Unless you’re an attentive investor or you work in the industry, you may not realise that Coca-Cola isn’t just one giant corporation; it’s a system of almost 275 independent small companies connected to The Coca-Cola Company.
Coca-Cola VP of Innovation and Entrepreneurship David Butler writes in his book “Design to Grow: How Coca-Cola Learned to Combine Scale and Agility (and How You Can Too),” cowritten with Linda Tischler, that under this franchise model, “when it wants to scale fast, it can.”
It began in 1899 when two Tennessee lawyers, Benjamin F. Thomas and Joseph B. Whitehead, approached Coke’s chairman Asa Griggs Candler and asked if he would let them bottle Coke. The drink was sold as a syrup that retailers would mix with soda water, but it wasn’t typical to drink cola on the go or bring it into the home.

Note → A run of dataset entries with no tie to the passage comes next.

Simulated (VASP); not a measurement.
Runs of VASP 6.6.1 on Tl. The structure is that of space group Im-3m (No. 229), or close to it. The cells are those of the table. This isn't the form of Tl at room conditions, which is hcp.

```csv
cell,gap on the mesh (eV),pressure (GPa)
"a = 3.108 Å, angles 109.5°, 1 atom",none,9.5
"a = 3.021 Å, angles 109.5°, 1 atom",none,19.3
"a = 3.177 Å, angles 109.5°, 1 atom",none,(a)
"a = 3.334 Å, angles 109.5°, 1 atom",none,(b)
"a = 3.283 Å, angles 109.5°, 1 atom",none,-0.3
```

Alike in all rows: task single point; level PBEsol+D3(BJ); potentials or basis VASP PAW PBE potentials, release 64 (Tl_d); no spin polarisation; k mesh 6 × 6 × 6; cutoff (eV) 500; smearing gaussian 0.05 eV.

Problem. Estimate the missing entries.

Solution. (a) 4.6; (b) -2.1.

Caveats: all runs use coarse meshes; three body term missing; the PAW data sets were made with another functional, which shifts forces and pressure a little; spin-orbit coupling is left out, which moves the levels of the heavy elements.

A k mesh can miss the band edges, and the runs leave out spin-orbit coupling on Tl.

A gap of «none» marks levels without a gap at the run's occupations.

Candler decided to hand over the bottling rights for just a dollar, which he never collected, because he was content with maintaining the rights to the syrup.
This marked the beginning of what the company internally calls The Coca-Cola System, a franchise partnership with bottlers that allowed the brand to truly take off.
Many of these bottlers are public companies with significant revenues, like Coca-Cola Consolidated Bottling Co., Coca-Cola Enterprises, and Coca-Cola Bottling Company United. The franchise model allows The Coca-Cola Company to avoid costs associated with manufacturing, storage, and distribution.
In 2013, The Coca-Cola Company updated its franchise model in the US and Canada when it split its North American operations into Coca-Cola North America and Coca-Cola Refreshments. The latter made an agreement with several major American bottlers where it expanded the bottlers’ territory but took ownership of their production assets.
That means that The Coca-Cola Company is now determining ways to simultaneously control more of its business than it previously had while giving more responsibilities to its most significant bottlers.
“This model has allowed the company to leverage global brands but remain very local,” Butler writes. “And this is what drives its ability to execute.”